With Nolasco wanting to be traded, who is going to fill the void in the rotation if he is traded?
-- Chris B., Port St. Lucie, Fla.
The Marlins are expecting to keep Nolasco, at least for much of the first half of the season. He is the franchise's all-time wins leader, and he has plenty to pitch for, being he is eligible for free agency after the season. If something makes sense before the July 31 non-waiver Trade Deadline, the team would consider it.
Who would replace Nolasco in the rotation if he were traded? There are a number of young pitchers getting close to be big league ready. Jose Fernandez could be one option. Others are Alex Sanabia and Brad Hand. But the organization has a group of pitching prospects moving up quickly through the system.

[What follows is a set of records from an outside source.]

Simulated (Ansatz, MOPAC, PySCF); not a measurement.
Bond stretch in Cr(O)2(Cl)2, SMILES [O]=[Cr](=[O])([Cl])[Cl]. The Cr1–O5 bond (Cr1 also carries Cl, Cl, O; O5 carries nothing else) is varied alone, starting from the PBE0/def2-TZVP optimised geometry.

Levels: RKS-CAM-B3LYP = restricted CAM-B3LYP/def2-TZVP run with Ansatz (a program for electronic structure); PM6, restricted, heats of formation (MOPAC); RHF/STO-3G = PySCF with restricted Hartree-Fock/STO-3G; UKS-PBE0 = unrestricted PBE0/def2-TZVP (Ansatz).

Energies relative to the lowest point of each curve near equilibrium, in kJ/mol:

Placido Polanco was good in the past, but he is getting older and he missed so much time with injuries. Is Polanco really the answer at third base?
-- Corey M., Miami
Health is very much a concern with this signing. Now 37, Polanco missed substantial time with the Phillies last year with lower-back issues. That's worrisome. Polanco did pass his physical, which made the team confident he will be ready for the start of Spring Training.
Even with the signing of Polanco, I believe the Marlins remain in the market for a third baseman of the future. They do have some prospects, like Zack Cox, who will get a look in Spring Training.